Enlarge / This “quantum pendant” purports to protect the wearer from 5G signals. The anti-5G hysteria is a groundless conspiracy theory, but the pendants aren’t just useless trinkets. They emit low levels of ionizing radiation that can cause adverse health effects over time. (credit: Rijksinstituut voor Volksgezondheid en Milieu)

Worried that 5G cell phone towers are beaming dangerous levels of radiofrequency radiation into your brain? Forget the classic tinfoil hat and try the “quantum pendant” pictured above. It’s a much more stylish accessory. The product leans on a tried and true pseudoscientific marketing gimmick: Slap the label “quantum” on something, and the word imparts an aura of magical mystery in the minds of the perpetually gullible.
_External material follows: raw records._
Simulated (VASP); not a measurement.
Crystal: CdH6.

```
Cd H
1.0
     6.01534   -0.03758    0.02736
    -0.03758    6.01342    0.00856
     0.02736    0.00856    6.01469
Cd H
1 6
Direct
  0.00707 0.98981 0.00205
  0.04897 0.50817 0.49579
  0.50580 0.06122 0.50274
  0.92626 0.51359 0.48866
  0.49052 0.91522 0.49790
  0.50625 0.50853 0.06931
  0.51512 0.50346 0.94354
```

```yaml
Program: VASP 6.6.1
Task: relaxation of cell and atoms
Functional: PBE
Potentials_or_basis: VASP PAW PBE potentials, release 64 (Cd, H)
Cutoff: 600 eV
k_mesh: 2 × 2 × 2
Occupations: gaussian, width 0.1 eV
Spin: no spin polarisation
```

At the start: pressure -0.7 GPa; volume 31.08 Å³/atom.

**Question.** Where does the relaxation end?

These kinds of “negative ion” products can be found for sale all over the Internet, claiming to enhance immune function, increase energy, and, yes, protect the wearer from supposedly harmful 5G waves, among other purported benefits. The hysteria over 5G risks has no scientific basis, and even if it did, “negative ions” aren’t some kind of magical defense. But if people want to spend their hard-earned cash on nonsense, that’s their prerogative. No harm, no foul, right?

Not so fast. It turns out that many of these products emit low levels of ionizing radiation that could be dangerous over prolonged use—so much so that the Authority for Nuclear Safety and Radiation Protection (ANVS) in the Netherlands has just issued a consumer warning and banned the sale of ten such products, including that snazzy quantum pendant.